Running live classes students actually show up for
Live classes only work if students attend and stay engaged. Practical tactics — polls, Q&A, recordings, and the right format — to keep your batches full.
A live class with five students who keep their cameras off isn’t really a class. The difference between a packed, lively session and a quiet one usually comes down to a few deliberate choices.
Make it interactive from minute one
A lecture students could have watched as a recording gives them no reason to show up live. Use the tools that only work in the moment:
- Polls to check understanding and wake the room up.
- Live chat so quiet students can participate without speaking.
- Q&A with upvotes, so the most-asked doubts rise to the top and get answered.
Record everything — attendance goes up, not down
Teachers often fear that recordings will empty their live classes. In practice, the opposite happens: students attend knowing that if they miss something, they can revisit it. With Learnitha, every live session is automatically recorded and published as on-demand video.
Right-size the format
Doubt-clearing and current affairs thrive live. Dense, first-time concept delivery is often better recorded, so students can pause and rewind. Use live time for what live does best — interaction.
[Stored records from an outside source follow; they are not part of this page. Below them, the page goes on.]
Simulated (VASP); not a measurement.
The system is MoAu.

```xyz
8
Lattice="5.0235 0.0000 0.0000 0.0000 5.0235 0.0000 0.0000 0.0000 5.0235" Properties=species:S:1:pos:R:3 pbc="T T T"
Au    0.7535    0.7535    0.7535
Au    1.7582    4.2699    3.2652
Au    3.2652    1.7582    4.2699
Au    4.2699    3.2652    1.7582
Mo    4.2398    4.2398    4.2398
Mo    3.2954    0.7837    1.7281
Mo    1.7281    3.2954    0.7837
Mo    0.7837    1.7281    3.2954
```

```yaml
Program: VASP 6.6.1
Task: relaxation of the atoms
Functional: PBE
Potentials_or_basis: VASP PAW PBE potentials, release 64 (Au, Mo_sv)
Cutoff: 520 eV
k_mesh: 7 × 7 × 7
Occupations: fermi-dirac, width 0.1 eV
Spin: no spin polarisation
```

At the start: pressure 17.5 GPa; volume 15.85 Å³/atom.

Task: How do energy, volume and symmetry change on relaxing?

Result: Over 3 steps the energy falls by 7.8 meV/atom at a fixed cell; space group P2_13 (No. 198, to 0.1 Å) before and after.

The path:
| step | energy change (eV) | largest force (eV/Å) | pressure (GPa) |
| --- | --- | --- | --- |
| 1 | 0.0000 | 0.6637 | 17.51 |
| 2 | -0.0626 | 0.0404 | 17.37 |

Don’t let technology be the reason they leave
Nothing kills a batch faster than a class that freezes. Learnitha’s live classes are engineered to be resilient and to keep streaming smoothly, even scaling down to a one-way broadcast for very large audiences so everyone can keep watching.
A simple rhythm that works
- Open with a quick poll tied to last class.
- Teach in short blocks, pausing for chat and questions.
- Run a mid-class Q&A and answer the top upvoted doubts.
- Close with a one-question poll or a pointer to a short test.
- Publish the recording the same day.
Keep that rhythm and your live classes stop being something students can skip — and become something they don’t want to.